UBS AG, Switzerland's largest bank, faces dozens of claims in the US from clients who bought “100 per cent principal protected notes” issued by Lehman Brothers Holdings Inc that are now almost worthless.

Six attorneys hired to represent clients in the cases say UBS brokers touted the so-called structured notes as low-risk investments and failed to emphasise they were unsecured obligations of Lehman, which filed for bankruptcy in September. State regulators are fielding so many calls about Lehman's notes they're considering a task force to investigate the sales, said Rex Staples, general counsel for the North American Securities Administrators Association Inc, a group of 67 state and provincial regulators based in Washington.

“The sales pitches were that it’s good for retirement accounts, and good for the safe, fixed-income part of people's portfolios as an alternative to owning stocks, because it's less risky,” said Seth Lipner, a lawyer in Garden City, New York, hired by two holders of Lehman notes sold by UBS, including a 65-year-old accountant who says he lost $1.4 million in retirement savings. “Of course, it turned out to be more risky.”

Any awards for investors would add to the financial industry's burgeoning costs for compensating individuals who bought supposedly safe investments that crumbled in the credit crunch. Banks and securities firms, including Zurich-based UBS, Citigroup Inc. and Merrill Lynch & Co, already have had to swallow more than $3.6 billion in fines and market losses on auction-rate securities they had to buy back from clients under orders from the US Securities and Exchange Commission and regulators in New York, Massachusetts and other states.

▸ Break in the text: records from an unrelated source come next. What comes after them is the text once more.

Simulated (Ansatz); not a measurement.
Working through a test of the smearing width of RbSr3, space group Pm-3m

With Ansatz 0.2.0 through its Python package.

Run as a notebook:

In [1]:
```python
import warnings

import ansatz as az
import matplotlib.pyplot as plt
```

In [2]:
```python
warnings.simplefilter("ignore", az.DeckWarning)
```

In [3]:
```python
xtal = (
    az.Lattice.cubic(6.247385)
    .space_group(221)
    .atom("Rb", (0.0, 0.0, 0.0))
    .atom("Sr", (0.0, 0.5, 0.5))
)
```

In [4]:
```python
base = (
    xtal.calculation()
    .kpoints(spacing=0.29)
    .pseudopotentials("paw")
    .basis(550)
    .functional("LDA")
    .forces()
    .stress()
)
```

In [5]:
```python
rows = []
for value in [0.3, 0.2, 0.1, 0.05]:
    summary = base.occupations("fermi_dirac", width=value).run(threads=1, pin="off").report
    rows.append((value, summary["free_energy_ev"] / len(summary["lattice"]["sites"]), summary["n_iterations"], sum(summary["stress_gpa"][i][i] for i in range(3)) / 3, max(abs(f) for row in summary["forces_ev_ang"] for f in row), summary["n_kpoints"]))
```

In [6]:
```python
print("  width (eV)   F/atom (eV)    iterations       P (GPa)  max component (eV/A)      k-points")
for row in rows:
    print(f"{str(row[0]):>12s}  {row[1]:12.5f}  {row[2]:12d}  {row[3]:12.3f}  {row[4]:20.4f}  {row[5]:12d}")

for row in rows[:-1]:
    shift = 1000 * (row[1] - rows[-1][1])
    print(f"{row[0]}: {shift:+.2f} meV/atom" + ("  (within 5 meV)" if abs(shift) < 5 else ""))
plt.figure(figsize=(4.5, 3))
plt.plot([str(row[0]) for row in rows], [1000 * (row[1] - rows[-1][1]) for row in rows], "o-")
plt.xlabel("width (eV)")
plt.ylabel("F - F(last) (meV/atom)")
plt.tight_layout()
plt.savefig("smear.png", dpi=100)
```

UBS woes: UBS had to take a charge of $900 million related to the auction-rate probe. It is also being investigated by the SEC for the sale of derivatives and investment contracts to state and local govern-ments, and the Internal Revenue Service is looking into whether it improperly helped US clients evade taxes.

Kristopher Kagel, a UBS spokesman in New York, said the bank “properly sold” Lehman's structured notes to its clients.

“The offering materials clearly identified Lehman as the issuer and discussed all the relevant risks and features of the product,” Kagel said.

A state task force on structured notes would be similar to the one convened earlier this year that investigated the auction- rate market. Regulators have been concerned about structured notes for some time and “now the complaints are beginning to come in at a fairly rapid clip,'' Staples said.

He declined to say whether UBS was a target of complaints.

Structured notes: Structured notes, sometimes marketed as “structured equities” or “hybrid financial instruments”, are constructed by banks and Wall Street firms from a combination of bonds, stocks, commodities, currencies and derivatives. About a third of the $114 billion sold last year in the US promised full or partial principal protection.

The banks, which rely on market borrowings to finance their loans, trades and investments, sold more structured notes to retail clients as the credit crisis made plain-vanilla bonds more expensive to issue in institutional debt markets. Sales of the notes quadrupled in the US during the past four years, according to data compiled by London-based research firm mtn-i.

About $8 billion of Lehman structured notes were outstanding as of September, including $2.8 billion sold this year, mtn-i reported. The New York-based firm was selling the notes as late as August, while it was racing to find capital weeks before being swept away by what Chief Executive Officer Richard Fuld, 62, called a “financial tsunami”.